Wednesday, February 20, 2008

PATSY OLIVER

The expansive 150-acre dinosaur park, set to come to New Caney in mid-2010 if all goes as planned, promises to deliver fun for the entire family.

Since the demise of Astroworld has left some in the area hungry for a theme park, this new venture cannot come a moment too soon.

Andy Dill, president of the Community Chamber of Commerce of East Montgomery County, spoke to the Kingwood Realtor Advisory Board Feb. 14 about growth in East Montgomery County.

Dill said that although his portion of the county is often forgotten as part of Montgomery County as a whole, growth there is tremendous, and getting the dinosaur park is remarkable.

Dill explained that 68 cities and 29 states submitted proposals for the park, and New Caney was the developer's top pick. Dill explained that the man behind the park, Don Lessem, said that the East Montgomery County Improvement District's commitment to education was a deciding factor. Each year, EMCID awards $1,000 scholarships to all district residents who graduate from high school or earn GEDs, regardless of their age.

Lessem is a renowned paleontologist and consultant for the movie “Jurassic Park.” Dill said that education is of the utmost importance to Lessem, and that the new theme park will provide many opportunities for visitors, especially children, to interact and learn.

The destination has been named Earth Quest Adventures, leaving the concept open to many avenues for 'edutainment.' Dill said that visitors can expect a 4-D theater. He explained that “4-D is when everything around you is part of the deal. If a dinosaur sneezes, you're gonna get wet.”

He said that there will be a very chilly Arctic room, dinosaurs on display, and an observation station where visitors can interact with real paleontologists.

“The concept is that they would be talking live to paleontologists somewhere around the world on location at a dig site,” said Dill.

Earth Quest Adventures will be located off U.S. Highway 59 North, near FM 1485 and along Caney Creek. The first phase of the project, the $50-million museum, is set to break ground this year. An entirely green facility, the museum will have wind turbines on the roof and will generate its own electricity.

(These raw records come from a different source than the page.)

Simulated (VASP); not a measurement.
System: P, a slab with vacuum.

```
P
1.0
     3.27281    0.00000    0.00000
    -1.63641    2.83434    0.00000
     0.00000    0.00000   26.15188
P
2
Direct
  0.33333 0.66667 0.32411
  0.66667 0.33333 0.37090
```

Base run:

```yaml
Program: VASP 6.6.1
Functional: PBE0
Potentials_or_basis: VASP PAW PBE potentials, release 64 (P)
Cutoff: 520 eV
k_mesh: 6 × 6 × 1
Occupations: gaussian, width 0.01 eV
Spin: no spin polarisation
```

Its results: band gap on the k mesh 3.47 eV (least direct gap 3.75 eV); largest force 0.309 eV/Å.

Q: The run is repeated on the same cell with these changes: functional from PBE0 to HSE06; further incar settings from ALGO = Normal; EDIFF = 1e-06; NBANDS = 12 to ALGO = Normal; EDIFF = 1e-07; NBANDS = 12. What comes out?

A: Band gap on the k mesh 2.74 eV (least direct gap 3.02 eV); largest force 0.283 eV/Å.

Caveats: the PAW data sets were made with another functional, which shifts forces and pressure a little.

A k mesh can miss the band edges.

The total project is expected to include rides, a water park, a high-rise hotel and conference center, and more. It is anticipated to provide more than 2,700 jobs, plus thousands of construction jobs, and draw about 2.5 million visitors annually. The price tag has grown to 10 times the first-reported amount.

“Phase 1 is $50 million,” said Dill. “The project is now somewhere north of $500 million.”